Decision report 201101056

  • Case ref:
    201101056
  • Date:
    April 2012
  • Body:
    Care Inspectorate
  • Sector:
    Scottish Government and Devolved Administration
  • Outcome:
    Not upheld, no recommendations
  • Subject:
    complaints handling

Summary
After she was admitted to a private care home, Mr C had concerns about his mother's care and treatment there. He complained to the care home and then to the Care Commission (this organisation is now called the Care Inspectorate). The Care Commission responded to six separate complaints over an eight-month period. They upheld most of them, and made recommendations for improvement.

While Mr C awaited the outcome of the last of the six complaints investigated by the Care Commission the care home was the subject of a themed inspection by Care Commission officers (as part of that body's regulatory function).

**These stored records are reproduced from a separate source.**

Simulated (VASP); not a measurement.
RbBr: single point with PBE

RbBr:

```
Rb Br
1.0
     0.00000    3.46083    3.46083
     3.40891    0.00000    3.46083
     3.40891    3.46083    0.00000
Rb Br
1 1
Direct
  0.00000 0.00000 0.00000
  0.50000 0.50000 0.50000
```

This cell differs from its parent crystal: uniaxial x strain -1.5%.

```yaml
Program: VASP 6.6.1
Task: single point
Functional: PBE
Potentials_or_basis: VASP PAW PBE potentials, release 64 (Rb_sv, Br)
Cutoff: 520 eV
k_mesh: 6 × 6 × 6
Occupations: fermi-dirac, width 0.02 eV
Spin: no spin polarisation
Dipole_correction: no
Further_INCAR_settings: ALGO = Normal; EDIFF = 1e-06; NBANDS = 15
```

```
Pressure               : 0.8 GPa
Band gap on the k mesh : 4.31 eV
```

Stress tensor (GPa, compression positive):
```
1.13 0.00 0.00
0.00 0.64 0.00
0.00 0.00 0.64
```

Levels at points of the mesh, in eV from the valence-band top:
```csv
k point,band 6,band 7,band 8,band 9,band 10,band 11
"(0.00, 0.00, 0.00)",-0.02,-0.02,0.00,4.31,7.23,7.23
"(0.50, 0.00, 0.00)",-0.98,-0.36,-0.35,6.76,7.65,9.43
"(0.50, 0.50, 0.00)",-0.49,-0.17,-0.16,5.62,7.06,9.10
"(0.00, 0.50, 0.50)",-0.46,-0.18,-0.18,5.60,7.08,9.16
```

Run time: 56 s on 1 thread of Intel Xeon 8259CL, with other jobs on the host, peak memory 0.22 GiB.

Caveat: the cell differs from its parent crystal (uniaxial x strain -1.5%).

Mr C had taken issue with the Care Commission's previous overall grading of the care home as ‘good’. He believed that this grading should not have been maintained after a more recent inspection and sought to have this investigated as a complaint. However, the Care Commission and then the Care Inspectorate told him that this could not be dealt with through the complaints procedure. When Mr C persisted, the Care Inspectorate told him that they intended to apply to him part of that procedure relating to persistent and vexatious complainants.

Mr C then complained to the SPSO that this procedure was incorrectly applied. We did not uphold this, however, as we found that Mr C had inappropriately persisted in pressing the matter as a complaint, despite having had it clearly explained to him that the complaints procedures excluded complaints about the inspection process.